Last updated: February 22, 2019
- Religious leader of Pan-Indian Federation
- Place of Birth:
- Date of Birth:
- Place of Death:
- Kansas City, Kansas
- Date of Death:
- November 1836
Known as the Prophet, Tenskwatawa was born in a time of turmoil for both American Indians in general and also in his family. Native Nations struggled to keep settlers out of the Ohio Valley, and Tenskwatawa's father was killed shortly before his birth in the Battle of Point Pleasant Puckshinwa. At birth, Tenskwatawa was given the name Lalawethika, or “The Noise Maker.” He and brother Tecumseh were raised by siblings.
Lalawethika seemed destined to live in the shadow of his deceased father and his older brothers. Small of stature, he did not receive the warrior training Tecumseh would receive. He was so poor with a bow and arrow that he shot his own eye out in a hunting accident, later contributing to a reliance on alcohol, and separation from his family.
But this life would dramatically change one day during the winter of 1804. Following an alcohol-enduced near-death experience, Lalawethika suddenly awoke and shared a vision. He preached how he was going to change and lead the American Indians to change so they could reclaim what they had lost. From this day forward he would be known as Tenskwatawa, meaning the “The Open Door” or “One With Open Mouth,” or more simply "The Prophet." This and visions that followed called for a united federation of American Indians to give up Euro-American conveniences and distractions and go back to traditional ways of the American Indians.
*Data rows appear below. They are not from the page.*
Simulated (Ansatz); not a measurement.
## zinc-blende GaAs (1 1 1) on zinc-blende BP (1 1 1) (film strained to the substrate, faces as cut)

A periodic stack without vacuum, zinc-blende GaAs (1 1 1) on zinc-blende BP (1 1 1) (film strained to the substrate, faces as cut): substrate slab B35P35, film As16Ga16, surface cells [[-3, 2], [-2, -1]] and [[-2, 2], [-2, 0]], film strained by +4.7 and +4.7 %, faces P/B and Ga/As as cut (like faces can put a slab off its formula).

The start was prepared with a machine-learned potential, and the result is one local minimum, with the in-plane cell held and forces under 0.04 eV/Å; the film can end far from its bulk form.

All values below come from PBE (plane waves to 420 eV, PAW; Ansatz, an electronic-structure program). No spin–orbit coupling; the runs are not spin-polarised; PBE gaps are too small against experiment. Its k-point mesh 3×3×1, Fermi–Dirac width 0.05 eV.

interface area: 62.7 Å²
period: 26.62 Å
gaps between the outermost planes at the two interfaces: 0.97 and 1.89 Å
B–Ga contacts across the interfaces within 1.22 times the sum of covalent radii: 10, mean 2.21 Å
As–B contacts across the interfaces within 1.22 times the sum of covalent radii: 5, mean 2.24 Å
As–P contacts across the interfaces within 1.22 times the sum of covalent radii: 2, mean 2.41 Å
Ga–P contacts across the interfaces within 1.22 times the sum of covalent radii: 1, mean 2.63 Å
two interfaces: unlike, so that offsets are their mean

This following was cemented in 1806, with a miracle. William Henry Harrison, Territorial Governor of Indiana, challenged Tenkswatawa to prove that he was truly a prophet. Tenskwatawa correctly predicted a solar eclipse, cementing his follower’s beliefs and attracting more followers. Eventually Tenskwatawa established a headquarters for the united Indian Confederation on the banks of the Tippecanoe River in western Indiana Territory, called Prophetstown. Tensions mounted between the Federation and American settlers in 1811, and the village was attacked and destroyed by William Henry Harrison's army.
Although devastating to the cause of the Pan-Indian Federation, Tenskwatawa continued to preach and have a substantial following even after the death of his brother Tecumseh in the Battle of the Thames. In 1825, Tenskwatawa established a village for the Shawnee people at the site of modern day Kansas City, Kansas. Tenskwatawa died in 1836 in the village he established.